Tuesday, June 9, 2015

DIY Plywood Wide Plank Floor

We had a big debate over what to do with the basement floor for Nate's workshop. We definitely didn't want to keep the old carpet. We weren't sure we wanted to pay the big bucks for a nice engineered wood floor (can't do hardwood below grade). So after a lot of research (and an excellent post by Picklee on Spring) we decided on using plywood, cut into strips to look like wide planks. We were feeling confidant about our flooring skills after the studio upstairs came out so beautifully.

Here's the "before" picture from the original house listing, with the blue carpet:


Here's the floor after we pulled up the carpet, with just the plywood subfloor:


After measuring and researching plywood options, we decided on birch 4'x8' panels, which we had the nice guy at Home Depot cut into 1' wide strips:






We also bought rolls of underlayment for sound dampening and insulation:


After letting the wood acclimate in the room for about a week, we got to work. First we rolled out the underlayment, using the staple gun to attach it to the subfloor. We left a little extra around all the edges.




Then we got to work on the boards. We used our compressor and nail gun to attach the boards to the floor. I had read that it's more secure to send the nails in at an angle, but we couldn't get them to go in all the way when we tried that, so we ended up just sending them straight down. We used a rubber mallet to bang each board nice and tight to the one next to it, with someone standing on the board to hold it in place. This process took us about a week, spending an hour or two each day.

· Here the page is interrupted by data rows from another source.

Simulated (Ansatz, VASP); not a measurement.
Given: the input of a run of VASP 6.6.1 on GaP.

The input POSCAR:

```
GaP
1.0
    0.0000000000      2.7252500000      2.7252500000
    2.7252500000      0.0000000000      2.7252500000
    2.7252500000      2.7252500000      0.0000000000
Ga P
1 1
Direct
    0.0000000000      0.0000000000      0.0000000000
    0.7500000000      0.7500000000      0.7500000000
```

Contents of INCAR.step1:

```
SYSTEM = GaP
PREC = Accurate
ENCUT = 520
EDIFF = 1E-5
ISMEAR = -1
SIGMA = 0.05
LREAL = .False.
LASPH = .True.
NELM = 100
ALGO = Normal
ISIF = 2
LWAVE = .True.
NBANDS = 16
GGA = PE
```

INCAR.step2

When we got to the final row, we had to cut ("rip") the last boards the long way for them to fit. We used the silly saw to get the part around the door frame, and it's not perfect. But it fits. We'll be putting 1/4 round moulding all around the room, so the edges didn't have to be perfect.

Next came time for poly. We decided on Minwax Polyurethane for Floors in Satin finish, primarily because it's the same stuff we used for the studio floor upstairs. The satin finish should hide scuffs a little better than a high gloss would.





I can't exaggerate how much easier this was to do with the correct tools — namely, a roller with a long handle — than the first time around on the studio. I first went around the edges of the room with a brush and then rolled on the main part of the floor, and each coat took a little under an hour. We didn't bother taping because we plan to paint the base moulding. I had a little hiccup halfway through: the instructions on the poly say you can recoat after 6 hours, but if you wait more than 10 hours, you need to sand before the next coat. I ran out of poly after 2 coats and would have to go to Home Depot for more, putting me past the 10 hour mark. This turned out to be a blessing in disguise. The floor had a little bit of a grit to it when the 2 coats dried, we're not really sure why. Maybe I did a bad job with the rolling. Anyway sanding the floor really helped to smooth it out, so when we went back the next weekend to do the last 2 coats it really looked great.

Next up is the moulding around the base of the walls, which will be painted white. First came primer:



Next we'll nail-gun the 1/4 round all the way around, and do a top coat (or two) with paint.